Choosing between them – or using both – could increase your retirement income by thousands. Experts reveal how
Pensions and ISAs are both powerful tools when saving for retirement – they’re relatively simple, tax efficient, and can boost your nest egg in different ways.
Picking the best option isn’t straightforward, however, particularly if Rachel Reeves chooses to cut the cash ISA limit to £4,000, as has been rumoured, or even scraps it altogether.
Choosing the right one could increase your retirement income by thousands. So, which one should you prioritise? Here, The i Paper spoke to the experts to find out.
What is a pension?
A pension is a savings scheme used to put money away for retirement. It offers tax relief at a basic rate of 20 per cent, which can be claimed from the Government by your pension provider.
It is long term and inaccessible until the saver is at least 55 (rising to 57 in 2028). Unlike a regular savings account, which offers interest, a pension is invested and can therefore lose as well as gain money.
There are three main types of pensions in the UK: the state pension, workplace pensions and private pensions.
What is an ISA?
An ISA is an individual savings account, which allows you to save up to £20,000 per tax year without having to pay tax on any returns.
The two main types include cash ISAs – similar to a regular savings account as you receive interest on the money you save – and stocks and shares ISAs – where your money is invested, and returns are paid courtesy of any gains the investments make.
Recently, it has been reported that the Chancellor is considering changes to the cash ISA regime.
Currently, it allows savers to protect £20,000 of their money from tax each year. But this could be slashed to just £4,000 – a fifth of its current amount or scrapped altogether.

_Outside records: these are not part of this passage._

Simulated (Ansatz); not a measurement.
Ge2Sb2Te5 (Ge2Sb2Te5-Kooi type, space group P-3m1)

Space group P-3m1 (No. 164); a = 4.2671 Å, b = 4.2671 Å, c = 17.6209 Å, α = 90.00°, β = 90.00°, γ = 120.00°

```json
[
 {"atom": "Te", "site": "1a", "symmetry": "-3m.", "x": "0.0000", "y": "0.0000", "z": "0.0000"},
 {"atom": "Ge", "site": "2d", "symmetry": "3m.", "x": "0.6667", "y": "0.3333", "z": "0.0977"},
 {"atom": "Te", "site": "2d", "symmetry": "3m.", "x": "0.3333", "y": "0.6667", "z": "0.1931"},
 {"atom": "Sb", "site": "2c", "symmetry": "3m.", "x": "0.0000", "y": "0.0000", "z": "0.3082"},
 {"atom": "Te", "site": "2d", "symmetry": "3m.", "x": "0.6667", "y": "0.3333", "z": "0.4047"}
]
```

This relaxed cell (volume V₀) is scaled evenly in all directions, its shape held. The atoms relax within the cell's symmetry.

Why should I choose a pension?
Ian Futcher, financial adviser at Quilter, said that when it comes to saving for retirement, there’s “really only one appropriate option” – and that is a pension.
He added: “Pensions come with benefits that ISAs simply cannot match, specifically the additional boost from government tax relief, and if saving via your workplace, employer contributions too.
“As a result, to achieve the same level of pot, the burden on you is far less if you are saving into a pension compared to an ISA.
“Furthermore, pensions provide you with much more headroom for saving, with an annual limit of £60,000 compared to £20,000 for ISAs.
“While this may not seem like a huge amount, in the event of any large windfalls or inheritances, pensions give you a better change to save for later life.”
If you were to invest a £10,000 lump sum as a basic-rate taxpayer, and you achieved a moderate rate of return on your investments, a pension would leave you nearly £7,000 better off after 20 years, and more than £11,000 after 30 years.
Invest annually via a pension and the result are even greater, as the impact of tax relief helps to compound returns over the years.
Former pensions minister Sir Steve Webb, a partner at investment company LCP, said workplace pensions offer great benefits.
As a legal minimum, an employer who has enrolled a worker earning £10,000 per year or more has to pay at least 3 per cent of a band of “qualifying earnings” into that pension, though many employers will do more than this.
Another attraction of pensions is the tax-free lump sum, Sir Steve added: “25 per cent of the pot can be taken out completely tax-free, so this is money that is not taxed on the way in or the way out.
“There is an additional attraction for people who pay higher-rate tax whilst working which is that they get tax relief on their contributions at their highest marginal rate. If they only pay basic-rate tax in retirement – as most pensioners do – then this provides a further advantage compared with an ISA.”
Are ISAs worth considering?
While an ISA doesn’t offer the same tax relief boost as a pension, withdrawals are not taxed. Mr Futcher said: “Utilising tax-free products is crucial if you are to grow and protect your wealth over the long-term.
“Indeed, when it comes to retirement itself, it will be beneficial to have some of your income in an ISA as these withdrawals are tax free – compared to just 25 per cent of your pension pot up to limit – and as such it is advantageous to use both products in the most tax-efficient manner.”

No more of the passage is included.